Article from Sound On Sound, November 1986

Is it possible to create music using only the natural sounds of the Earth? Robin Lumley says yes, having done just that for a forthcoming BBC documentary series with the aid of a Prophet 2000 sampler and some open-minded studio personnel. Read his fascinating tale.


THE MAKING OF MUSIC FROM THE SOUNDS OF THE EARTH

I must say, at the outset, that this must be the weirdest and most wonderful project upon which I have embarked during my (too!) long career as a musician. You see, for the first time, myself and my partner, Peter Willsher (long known for his expertise with the pedal steel guitar, and composer of hundreds of TV jingles, plus solo albums, songwriting for Bucks Fizz, producing library music albums, etc) have succeeded in producing pieces of music, written by us, but utilising absolutely no musical instruments whatsoever. Instead, we have utilised the sounds the Earth makes naturally - be they animal noises or other naturally occurring sounds - and simply organised them, rather than alter them, distort them, or use them merely as sound effects against more conventionally conceived musical formats.

If this is a bit hard to imagine (or swallow!), I'd better begin from the top and describe how it came about...

SINGING SANDS



Back in 1976, another partner of mine, Jack Lancaster, and myself were intrigued to read a report from Newcastle University about 'Singing Sands', which is a geological phenomenon found to occur on certain beaches around the world, including the British Isles. Such beaches in Jersey and Anglesey have sand that, when you stand on it, emits a musical note not unlike a synthesizer A440 tuning oscillator in its purity, but not necessarily at that pitch.

We wondered whether or not it might be possible to sample such notes and use them musically. Back then, of course, there were no sampling devices like Fairlights or Prophet 2000s, or even anything like the digital delay/samplers we have today. So we thought of recording notes, changing their pitch by tape speed variation, and installing the tapes into a Mellotron so as to be able to physically play them. Bit crude by today's standards perhaps, but it could have conceivably worked.

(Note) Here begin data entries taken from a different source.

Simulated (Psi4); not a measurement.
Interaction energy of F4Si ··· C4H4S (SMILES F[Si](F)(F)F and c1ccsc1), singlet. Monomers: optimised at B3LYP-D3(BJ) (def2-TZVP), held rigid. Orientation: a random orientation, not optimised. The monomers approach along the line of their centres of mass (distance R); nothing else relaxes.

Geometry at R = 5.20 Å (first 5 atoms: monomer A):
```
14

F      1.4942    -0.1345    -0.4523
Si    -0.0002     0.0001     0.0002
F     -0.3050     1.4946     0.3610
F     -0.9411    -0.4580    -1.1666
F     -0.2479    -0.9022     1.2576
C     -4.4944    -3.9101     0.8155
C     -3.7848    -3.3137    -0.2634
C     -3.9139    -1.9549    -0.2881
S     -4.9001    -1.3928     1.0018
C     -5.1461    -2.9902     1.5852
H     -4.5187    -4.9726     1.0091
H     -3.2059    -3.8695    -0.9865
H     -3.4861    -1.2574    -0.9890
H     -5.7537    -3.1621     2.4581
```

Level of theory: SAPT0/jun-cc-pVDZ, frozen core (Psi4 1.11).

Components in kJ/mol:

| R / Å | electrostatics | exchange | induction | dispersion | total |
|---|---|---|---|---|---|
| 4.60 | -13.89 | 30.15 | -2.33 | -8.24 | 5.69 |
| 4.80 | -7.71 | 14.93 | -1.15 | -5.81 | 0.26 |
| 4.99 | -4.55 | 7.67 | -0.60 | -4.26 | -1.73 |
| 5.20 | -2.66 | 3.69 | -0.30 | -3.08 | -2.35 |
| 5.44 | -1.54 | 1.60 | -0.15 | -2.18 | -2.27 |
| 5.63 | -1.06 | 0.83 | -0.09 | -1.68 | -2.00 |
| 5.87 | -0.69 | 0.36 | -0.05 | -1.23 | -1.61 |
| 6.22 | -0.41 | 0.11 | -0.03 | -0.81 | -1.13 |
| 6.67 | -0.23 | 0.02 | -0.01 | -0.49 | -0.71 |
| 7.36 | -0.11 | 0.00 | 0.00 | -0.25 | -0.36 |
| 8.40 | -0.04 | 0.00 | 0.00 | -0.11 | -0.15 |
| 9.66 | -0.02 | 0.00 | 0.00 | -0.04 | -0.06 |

However, after thinking up that wheeze, we started looking at the possibilities of other natural sounds to use, and came across a whole myriad... such as looping water-drips in caves to form a rhythm track, recording the Booming Sands of the Sahara Desert to generate bass notes, using wind and sea as white noise sources, along with the millions of sounds emitted by the animal life of this planet - bird calls, cat mews, crickets, cicadas, mosquitoes, owls, etc... We tried to launch the idea, but the world of record companies met our plan with a stony indifference, muttering things like "Too expensive", "It's not commercial" and other turn-down platitudes. So we buried the whole thing in our Crazy Ideas file and forgot about it.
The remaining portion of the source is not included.